I thought they were satire.

Seriously. They are so over the top and contradictory... for example, this paragraph:
The support of abortion, sodomy, and euthanasia rather unambiguously put a soul into the position of open rebellion against Christian teachings. In addition, any man who bears false witness against his neighbor, delights in poison-tongued gossip, and destroys writing careers of anyone who does not support his politics not only disobeys Christ, but violates the ordinary decency of ordinary men of good will of any faith.
Apparently he did not realize that writing long screeds against Tor editors and asserting huge-ass conspiracy theories (if you're really interested, go look up GRRM's thorough debunking of his assertions) counts as poison-tongued gossip.

Oh, and in the same post he claims that Theodore Beale's current behavior (along with the Rapid[sic] Puppy rebellion) is entirely due to other people's influences.

And then this delightful gem (apparently referring to people like me):

Hate is their diet. We are motivated by love of the genre, the simple pleasure of reading, and delight in all things in the cosmos, from the normal romance of man and wife to the sublime glories of spinning galaxies, clusters and superclusters in the vast and burning cathedral of light we call the universe.
All that is ours. Our works and our ways should and do reflect this, including our works of art.
They are perverted sexually, mentally, and in all ways. Their petty acts of outrage-masturbation and self righteousness harm them as well as us, and are quite unsightly to boot. A pool of sticky liquid best left unidentified.

And really, that quote deserves this:

Seriously, folks, while I have a tendency to do a Winger-esque speech when given half a chance, just these two blog posts are so... just, wow.

But the real problem - and the reason I'm glad I read these posts - lies in this paragraph (despite its hyperbole):

If we retreat or show weakness, the gibbering baboons will rejoice, can claim the heap of poo they have shoveled together in their own camps and kitchens is their mountain of victory. One need only look at the world of painting and sculpture to see the result of that.
Because apparently he's not taken any classes in art history, and wants us all to go back to painting tryptichs of scenes from Jesus' life (I wonder if he's aware that Christ is a title, given how much he uses it)?  And man, while I don't "get" all modern art, I don't always "get" classical art either... and some modern art is just freaking amazing.
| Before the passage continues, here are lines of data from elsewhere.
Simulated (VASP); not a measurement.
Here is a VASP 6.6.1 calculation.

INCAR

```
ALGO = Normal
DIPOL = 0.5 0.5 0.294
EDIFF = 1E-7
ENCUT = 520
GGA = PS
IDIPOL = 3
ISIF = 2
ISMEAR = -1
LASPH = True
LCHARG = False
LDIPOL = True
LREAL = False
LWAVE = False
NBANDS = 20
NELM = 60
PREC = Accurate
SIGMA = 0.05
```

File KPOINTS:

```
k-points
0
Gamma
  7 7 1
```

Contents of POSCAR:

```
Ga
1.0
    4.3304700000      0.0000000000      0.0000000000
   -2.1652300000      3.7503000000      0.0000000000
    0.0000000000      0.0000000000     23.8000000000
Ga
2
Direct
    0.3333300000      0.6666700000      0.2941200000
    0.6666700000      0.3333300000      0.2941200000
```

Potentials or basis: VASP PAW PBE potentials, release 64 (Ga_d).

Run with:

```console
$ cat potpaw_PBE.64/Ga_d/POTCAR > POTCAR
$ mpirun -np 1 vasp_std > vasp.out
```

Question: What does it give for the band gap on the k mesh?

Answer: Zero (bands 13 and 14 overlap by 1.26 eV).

But the problem is embedded in that paragraph. It's not the victim mentality; it's not even the overgeneralization.

It's the false dichotomy that only one or the other can exist.

Can John C. Wright write such floridly purple prose? Absolutely. Can he continue to act just like the people who drove me away from Catholicism? Sure can. And I can write about abortion, or publishing, or liberalism, or postmodernism, or whatever too.  That's kind of how this works.

I really don't care what Wright, Beale, Torgerson, Correia, etc write. I think they should write what they love to write.  I think they should market to people who love that kind of writing.

That's how I write, and how I publish. I publish the anthologies that I want to read, and market them to people who feel the same way. Some people don't like what I write and publish, and that's cool too.

Write what you love. Sell it to others who love that kind of writing. Get it recognized by others who love to recognize your kind of writing.

That is showing love for the genre.

Calling for - and I quote: "So this year’s effort to pursue a moderate and measured response failed. War without mercy or let is all that remains."? Trying to force people to like what you write? Trying to get rid of and eliminate other people's works?

That's not love of the genre.

That's pride. Mr. Wright, perhaps you should revisit your catechism.